Posted in Servant Leadership, Teamwork

Three Traits of the Empowering Leader

“If you want a job done right, do it yourself.” Chances are, as a leader, you have either said this or thought this very loudly. You assigned a task to someone, and they missed the deadline. Perhaps they got it done on time, but the quality was mediocre and you ended up fixing the mistakes. It doesn’t take long before you decide the best way to get the results you want are to do it yourself and to micromanage others as they do their jobs.

Unfortunately in the organizational world of today, where team work and collaboration are valued, that approach usually doesn’t work well. Some leaders are able to successfully lead this way. However, by and large, empowering leaders enjoy greater success.

Empowering leaders relate to followers as fellow members in the cause, and focus on facilitating the accomplishments of goals. They possess three traits that empower others through shared leadership.

1. Empowering leaders are self-aware and secure. They understand how God has wired them, possessing a good picture of their personality, communication preferences, leadership strengths, and spiritual gifts. As a result, they are comfortable with who they are, but not satisfied to remain there. Personal and spiritual growth are important to them. Empowering leaders also believe God has given them their positions, and He will provide the necessary wisdom and strength. Therefore, they do not hold tightly to power, knowing it is a gift of influence that must be faithfully stewarded. They are not driven by insecurity or the need for the spotlight. They focus on what they do well, and share responsibilities with others in their areas of strengths. The empowering leader is “one who has sense enough to pick good men to do what he wants done, and self-restraint enough to keep from meddling with them while they do it” (Theodore Roosevelt).

2. Empowering leaders trust their followers. They move away from control and allow others to do what they do with excellence. They promote a culture of respect and acceptance, encouraging input from everyone. Cooperation and team ownership are emphasized in order to accomplish work. Empowering leaders believe that, when given the proper tools and resources, followers will do their best to succeed for the good of the team. In Luke Chapter 10, Jesus Christ demonstrated trust in seventy-two disciples when He “sent them ahead in pairs to all the towns and places He planned to visit” (vs. 1, NLT). This was a massive regional effort to proclaim the Kingdom of God. Jesus provided His followers with important instructions and then released them. Even though these disciples were not as experienced and equipped as Jesus Himself, He entrusted the work to them and shared some of His authority. “Lord, even the demons obey us when we use your name!” (Luke 10:18)

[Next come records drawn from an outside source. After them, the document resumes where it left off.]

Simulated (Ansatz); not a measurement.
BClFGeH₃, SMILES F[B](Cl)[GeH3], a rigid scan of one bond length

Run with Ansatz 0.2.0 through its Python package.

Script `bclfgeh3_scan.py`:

3. Empowering leaders know their followers. They spend time understanding their followers’ unique personalities and strengths. By studying their followers, empowering leaders discover how to motivate them. They resist using generic motivational approaches. Rather effective motivation is applied personally and consistently.  Empowering leaders are able to match the right abilities and talents with the appropriate tasks. They provide the necessary instructions, resources, and communication for follower success. They equip followers in order to gain competence in their positions, providing opportunities for growth and satisfaction.

Look at the three traits listed above. On a 1 to 10 scale (1 being lowest, 10 being highest), rate yourself on each trait. Which one do you need to develop the most? What will you do to develop it?